For months, the U.S. government has been debating how to best respond to the wave of migration of unaccompanied minors. The problem, which is driven by high levels of poverty and violence in Mexico, Honduras, and Guatemala, has prompted some commentators and citizens to assert that anyone breaking the law should be sent home, regardless of age. However, they do so with insufficient awareness about the direct role that the United States has played in creating this crisis.

For months, the U.S. government has been debating how to best respond to the wave of migration of unaccompanied minors.

The problem, which is driven by high levels of poverty and violence in Mexico, Honduras, and Guatemala, has prompted some commentators and citizens to assert that anyone breaking the law should be sent home, regardless of age. However, they do so with insufficient awareness about the direct role that the United States has played in creating this crisis.

Two major factors - both directly related to the U.S. government, its businesses, and its people - have fueled the border crisis.

First, the United States played a decisive role in a series of events that led to military rule, civil war, and genocide in Guatemala. Although the war has ended, the legacy of violence remains.

Second, Americans' consumption of drugs fuels a drug war that is taking over Mexico and Central America. The United States needs to respond to the migration of minors in a way that recognizes our direct culpability in the violence and instability in these countries.

To better understand this role, we can go back to the 1950s in Guatemala, when its first democratically elected government came to power. Juan José Arévalo, a leftist (but not a communist), stepped into the presidency with hopes of democratizing a country that had been ruled by the military or elites since its independence.

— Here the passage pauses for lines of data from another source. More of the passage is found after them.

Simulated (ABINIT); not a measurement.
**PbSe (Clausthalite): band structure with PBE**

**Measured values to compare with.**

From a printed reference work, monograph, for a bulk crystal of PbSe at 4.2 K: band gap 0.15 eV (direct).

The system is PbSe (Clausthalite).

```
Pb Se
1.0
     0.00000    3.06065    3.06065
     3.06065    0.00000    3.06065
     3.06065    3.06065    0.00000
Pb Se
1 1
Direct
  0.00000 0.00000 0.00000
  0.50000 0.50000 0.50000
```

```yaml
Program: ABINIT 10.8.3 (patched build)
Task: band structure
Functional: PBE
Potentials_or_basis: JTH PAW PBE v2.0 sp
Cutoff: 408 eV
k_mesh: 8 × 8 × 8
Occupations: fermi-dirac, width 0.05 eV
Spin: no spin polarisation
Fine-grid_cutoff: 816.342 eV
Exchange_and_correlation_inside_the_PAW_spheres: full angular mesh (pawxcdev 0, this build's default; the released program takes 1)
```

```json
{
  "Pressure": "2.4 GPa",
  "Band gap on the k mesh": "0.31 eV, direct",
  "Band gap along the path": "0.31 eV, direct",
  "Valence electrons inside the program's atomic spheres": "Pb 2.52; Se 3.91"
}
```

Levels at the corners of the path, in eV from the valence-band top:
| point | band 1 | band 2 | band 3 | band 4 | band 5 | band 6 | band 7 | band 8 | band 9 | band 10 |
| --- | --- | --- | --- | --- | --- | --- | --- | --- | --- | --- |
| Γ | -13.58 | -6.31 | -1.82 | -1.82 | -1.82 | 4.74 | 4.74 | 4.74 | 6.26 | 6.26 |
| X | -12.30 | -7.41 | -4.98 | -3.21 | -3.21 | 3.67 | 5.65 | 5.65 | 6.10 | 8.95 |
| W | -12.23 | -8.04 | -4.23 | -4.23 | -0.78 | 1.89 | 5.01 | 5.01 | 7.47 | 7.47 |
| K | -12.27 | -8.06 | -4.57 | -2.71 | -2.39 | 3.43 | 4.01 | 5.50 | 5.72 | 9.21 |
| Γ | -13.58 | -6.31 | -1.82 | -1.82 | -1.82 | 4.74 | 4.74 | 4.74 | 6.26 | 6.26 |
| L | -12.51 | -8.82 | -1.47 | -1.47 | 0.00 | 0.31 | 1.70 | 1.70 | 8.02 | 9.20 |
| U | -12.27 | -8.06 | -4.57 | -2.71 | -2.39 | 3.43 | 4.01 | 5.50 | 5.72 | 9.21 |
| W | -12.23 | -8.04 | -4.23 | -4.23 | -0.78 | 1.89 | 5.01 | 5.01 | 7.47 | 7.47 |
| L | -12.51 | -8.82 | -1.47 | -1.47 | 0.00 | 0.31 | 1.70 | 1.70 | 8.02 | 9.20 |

As Stephen Schlesinger and Stephen Kinzer carefully document using declassified government documents in their book Bitter Fruit: The Story of the American Coup in Guatemala, the United Fruit Company, a U.S.-based corporation, implored the U.S. government to get involved to stop the labor, education, and land reforms that Arévalo and his successor, Jacobo Árbenz, initiated. The CIA did get involved and cut short these efforts. "Operation Success" led to the eventual overthrow of the democratically elected regime, and decades of military rule and civil war ensued.

All this may seem ancient history to some, but the legacy of these events is alive and well in Central America. Even after formal peace accords were signed in 1996, Guatemala remains one of the most violent countries in the world.

Just as the civil war in Guatemala (and other countries in Central America) died down, drug trafficking, fueled by American consumption, heated up. As the Colombian drug cartels began to fall in the 1980s, Mexico became the hub of drug trafficking in the Western Hemisphere. By the end of the 1990s, tons of cocaine, heroin, and marijuana traveled through our southern neighbor. Where do the drugs end up? In the United States, where drug use remains high.

Later, when Mexico's government cracked down on drugs, the United States watched as the "balloon effect" - a term used by some to describe the effect of cracking down on drugs in one place that makes it pop up in another - took place. Slowly, Guatemala and Honduras became home to more gangs and drug traffickers, leading Honduras to become the most dangerous country in the world.

When I traveled to Guatemala for my research in 2012, I met people who were afraid to get involved in local politics because they had experienced so much repression during the war. Guatemalan citizens stay in their homes after the sun goes down. My family and I witnessed a shootout on a major highway at 7 in the morning. Guns and gangs are everywhere in Guatemala; no city or town was immune.

When living in Honduras in 2005, I saw the ravages of the drug trade on their society. Drug lords built huge houses in my neighborhood while young kids died in gang fights a few miles away. Shootouts took place in broad daylight on a regular basis. I saw many people carrying weapons openly, as arms flowed fluidly around the country. We tried to stay at home to avoid violence whenever possible. Of course, we were extremely fortunate - more so than the average Guatemalan or Honduran - as we never became victims of the drug violence and gangs that plague the region.

Educating ourselves about the United States' role in the violence in Central America and Mexico should remind us how interconnected we are with our neighbors to the south, politically, economically, and historically. As the United States struggles to determine how to deal with this influx of minors, we need to recall how our country and citizens have helped create the exact situation from which they flee.

Remember, the children are victims of patterns of violence that are beyond their control. They need to be treated with dignity and respect, and not as criminals. We owe them that much.